1. ## Symmetric Groups Questions

1. Let f = (x1, x2, ...., xr) in Sn. Show that o(f) = r.
(I have to do this using cycles or transpositions or something, but I don't know how it would work.)

2. Prove that Sn is non-abelian if n is greater than or equal to 3.

2. Originally Posted by Janu42
1. Let f = (x1, x2, ...., xr) in Sn. Show that o(f) = r.
(I have to do this using cycles or transpositions or something, but I don't know how it would work.)
To show that $\displaystyle |f|=r$ you need to show that $\displaystyle f^r = \text{id}$ (identity permuation) and that $\displaystyle f^k \not = \text{id}$ if $\displaystyle k<r$. Also it would be helpful to write $\displaystyle f = (x_0,x_1,...,x_{r-1})$ (you will see why) instead.

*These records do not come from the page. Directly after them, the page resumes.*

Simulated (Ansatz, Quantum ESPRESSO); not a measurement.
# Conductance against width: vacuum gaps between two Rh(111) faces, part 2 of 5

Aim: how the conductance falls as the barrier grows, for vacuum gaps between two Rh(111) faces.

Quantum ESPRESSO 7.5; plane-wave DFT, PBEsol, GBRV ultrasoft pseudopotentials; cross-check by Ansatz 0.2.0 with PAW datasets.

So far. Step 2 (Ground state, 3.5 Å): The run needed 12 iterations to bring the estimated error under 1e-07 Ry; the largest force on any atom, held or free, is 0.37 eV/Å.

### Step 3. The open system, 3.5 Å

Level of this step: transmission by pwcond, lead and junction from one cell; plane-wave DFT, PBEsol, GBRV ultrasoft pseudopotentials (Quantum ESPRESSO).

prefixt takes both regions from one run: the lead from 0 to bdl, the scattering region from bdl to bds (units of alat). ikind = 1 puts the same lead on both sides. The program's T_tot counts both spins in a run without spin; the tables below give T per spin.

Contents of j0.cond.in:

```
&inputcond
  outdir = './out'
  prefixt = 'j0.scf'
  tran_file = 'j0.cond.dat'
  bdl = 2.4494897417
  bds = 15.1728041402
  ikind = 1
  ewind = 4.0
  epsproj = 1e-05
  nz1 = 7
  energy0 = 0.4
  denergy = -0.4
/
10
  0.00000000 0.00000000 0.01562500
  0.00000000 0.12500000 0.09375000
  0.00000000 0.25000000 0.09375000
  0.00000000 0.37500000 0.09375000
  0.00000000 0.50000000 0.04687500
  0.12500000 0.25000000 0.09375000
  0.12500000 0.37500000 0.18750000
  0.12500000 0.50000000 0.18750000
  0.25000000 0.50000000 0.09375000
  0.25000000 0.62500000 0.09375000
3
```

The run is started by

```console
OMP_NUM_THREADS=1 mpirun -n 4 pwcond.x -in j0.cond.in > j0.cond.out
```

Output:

First we show that $\displaystyle f^r$ is the identity permuation. This means we need to show $\displaystyle f^r(x) = x$ for all $\displaystyle x\in S_n$. We can assume that $\displaystyle x\in \{x_0,...,x_{r-1}\}$ because otherwise $\displaystyle f(x) = x$ and so there is no need to check that case. Remember that $\displaystyle f(x_j) = x_{j+1\bmod n}$ (this is why we rewrote the indicies differently). Therefore, $\displaystyle f^k (x_j) = x_{j+k\bmod n}$. If we want $\displaystyle f^k(x_j) = x_j$ it must mean that $\displaystyle j\equiv j+k(\bmod n) \implies n|k$. Therefore, the smallest such $\displaystyle k$ is $\displaystyle n$ and so $\displaystyle |f|=n$.

2. Prove that Sn is non-abelian if n is greater than or equal to 3.
Compare $\displaystyle (12)(23)\text{ and }(23)(12)$.

3. And for 2,
(12)(24) and (24)(12) is different as well, and so on... correct?

Like to prove it, I could take an x greater than or equal to 3, and do
(12)(2x) does not equal (2x)(12)?

4. Originally Posted by Janu42
And for 2,
(12)(24) and (24)(12) is different as well, and so on... correct?
You need to be careful, the problem said $\displaystyle S_n$ for $\displaystyle n\geq 3$ so we can find $\displaystyle (12),(23)$. However, we do not necessarily have $\displaystyle (24)$ because the group is not necessary $\displaystyle S_4$ it can be $\displaystyle S_3$.